There are HBO and Netflix documentaries on the case, but I’ve been dipping into the Murdaugh Murders podcast by South Carolina journalist Mandy Matney, who has been reporting tenaciously on the case since 2019, and whose research unearthed some crucial information — just one of the reasons why small-town journalism needs to be supported and maintained…

This prequel to 2018’s Mystery Road  matter-of-factly entitled Mystery Road: Origin — is every bit as good as that first series.

Here’s Jay Swan as a young man in 1999, returning from police training in the city to the outback mining town of Jardine where he grew up. It’s not the easiest of homecomings, as Jay has to negotiate the tensions his presence as an indigenous policeman create in both the white and Aboriginal communities — the latter including his father and brother. And then there’s a cold case involving the death of a young indigenous man, and a present day suicide that doesn’t quite add up…

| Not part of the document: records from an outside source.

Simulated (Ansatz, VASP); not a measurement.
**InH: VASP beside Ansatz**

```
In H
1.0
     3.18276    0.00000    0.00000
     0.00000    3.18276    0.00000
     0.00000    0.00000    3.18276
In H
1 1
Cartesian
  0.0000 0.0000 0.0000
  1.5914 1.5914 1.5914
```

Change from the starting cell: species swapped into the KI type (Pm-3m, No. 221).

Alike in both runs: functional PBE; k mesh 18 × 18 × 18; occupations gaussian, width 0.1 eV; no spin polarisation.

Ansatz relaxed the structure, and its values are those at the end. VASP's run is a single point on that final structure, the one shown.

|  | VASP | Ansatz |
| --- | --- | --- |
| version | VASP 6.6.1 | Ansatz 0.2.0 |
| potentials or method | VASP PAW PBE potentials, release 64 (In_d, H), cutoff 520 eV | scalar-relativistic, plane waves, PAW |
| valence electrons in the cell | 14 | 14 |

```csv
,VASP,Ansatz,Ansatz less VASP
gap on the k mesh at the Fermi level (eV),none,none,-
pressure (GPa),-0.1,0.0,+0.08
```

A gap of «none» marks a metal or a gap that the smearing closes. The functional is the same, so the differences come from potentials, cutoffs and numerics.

Against this backdrop, Jay starts getting to know Mary Allen, and each in their own way begins the painstaking process of uncovering the town’s secrets, which have been festering away for decades. The way in which affable Aussie banter and mateyness masks deep-rooted racism and violence is particularly well done.

Both of the young leads — Mark Coles Smith as Jay and Tuuli Narkle as Mary — are excellent, and they’re supported by a top-notch cast (especially Mary’s mum and police chief Peter). As ever, the writing and cinematography are great too.

I saw the series on BBC iPlayer, where it’s available for another 10 months.